ReAL-AD: Towards Human-Like Reasoning in End-to-End Autonomous Driving

End-to-end autonomous driving has emerged as a promising approach to unify perception, prediction, and planning within a single framework, reducing information loss and improving adaptability. However, existing methods often rely on fixed and sparse trajectory supervision, limiting their ability to capture the hierarchical reasoning process that human drivers naturally employ. To bridge this gap, we propose ReAL-AD, a Reasoning-Augmented Learning framework that structures decision-making in autonomous driving based on the three-tier human cognitive model: Driving Strategy, Driving Decision, and Driving Operation, where Vision-Language Models (VLMs) are incorporated to enhance situational awareness and structured reasoning across these levels. Specifically, we introduce: (1) the Strategic Reasoning Injector, which formulates high-level driving strategies by interpreting complex traffic contexts from VLM-generated insights; (2) the Tactical Reasoning Integrator, which refines strategic intent into interpretable tactical choices such as lane changes, overtaking, and speed adjustments; and (3) the Hierarchical Trajectory Decoder, which progressively translates tactical decisions into precise control actions for smooth and human-like trajectory execution. Extensive evaluations show that integrating our framework improves planning accuracy and safety by over 30%, making end-to-end autonomous driving more interpretable and aligned with human-like hierarchical reasoning.

• Structural Limitations of End-to-End Systems: Existing end-to-end autonomous driving frameworks predominantly rely on fixed trajectory supervision, which constrains their ability to model the hierarchical reasoning processes inherent to human drivers.
• Interpretability Challenges: Current approaches lack alignment with the three-tier cognitive model observed in human driving, namely: strategic navigation, tactical maneuvers, and operational control, resulting in limited interpretability.
• Hierarchical Reasoning via Vision-Language Models: The proposed ReAL-AD framework leverages Vision-Language Models to reconstruct hierarchical reasoning, encompassing strategic decision-making, tactical planning, and trajectory decoding.

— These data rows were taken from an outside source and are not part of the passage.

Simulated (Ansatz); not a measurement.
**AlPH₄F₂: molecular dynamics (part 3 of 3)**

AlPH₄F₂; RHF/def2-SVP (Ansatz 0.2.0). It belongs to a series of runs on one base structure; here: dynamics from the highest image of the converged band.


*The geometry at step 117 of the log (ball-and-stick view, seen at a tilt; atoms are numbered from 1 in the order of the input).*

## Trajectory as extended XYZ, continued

Overall pipeline of ReAL-AD:

1. Multi-view images are processed by the Scene Encoder to extract environmental features.
2. The Strategic Reasoning Injector generates high-level driving decisions using structured prompts and utilizes them to enhance ego-query.
3. The Tactical Reasoning Integrator outputs reactive- and regulatory-level command features.
4. These features are then fed into the Hierarchical Trajectory Decoder, which progressively refines the latent trajectory space to generate the final planning trajectory.

We evaluated ReAL-AD on the Bench2Drive dataset, comparing it with leading methods.

Our approach achieves:

• Over 30% improvement in planning accuracy and safety metrics (L2 error, collision rate) compared to strong baselines.
• Best-in-class performance among methods using vision-language models.
• Significant gains in real-world driving scores and completed routes in closed-loop tests.

Why does ReAL-AD perform better?

• By introducing a human-like, hierarchical reasoning process, our model learns to make decisions more like an experienced driver.
• The structured integration of strategic, tactical, and operational reasoning enables better generalization and safer planning.
• Leveraging vision-language models enhances scene understanding and makes the decision process more interpretable.

Visualization of VLM-generated driving strategies and tactical commands, showing their alignment with final planning.

Our approach brings human-like reasoning into autonomous driving, making the decision process more transparent and easier to understand. The visualizations below highlight two challenging scenarios:

• Scenario 1 (Left): The model clearly identifies the need for a lane change and generates a command to execute it, resulting in a safe and smooth trajectory.
• Scenario 2 (Right): The model detects pedestrians ahead, recommends slowing down and emergency braking, and plans a trajectory that prioritizes safety.

These examples demonstrate how our system’s intermediate reasoning steps—visible in the visualizations—directly influence the final driving decisions, making the entire process more interpretable and trustworthy.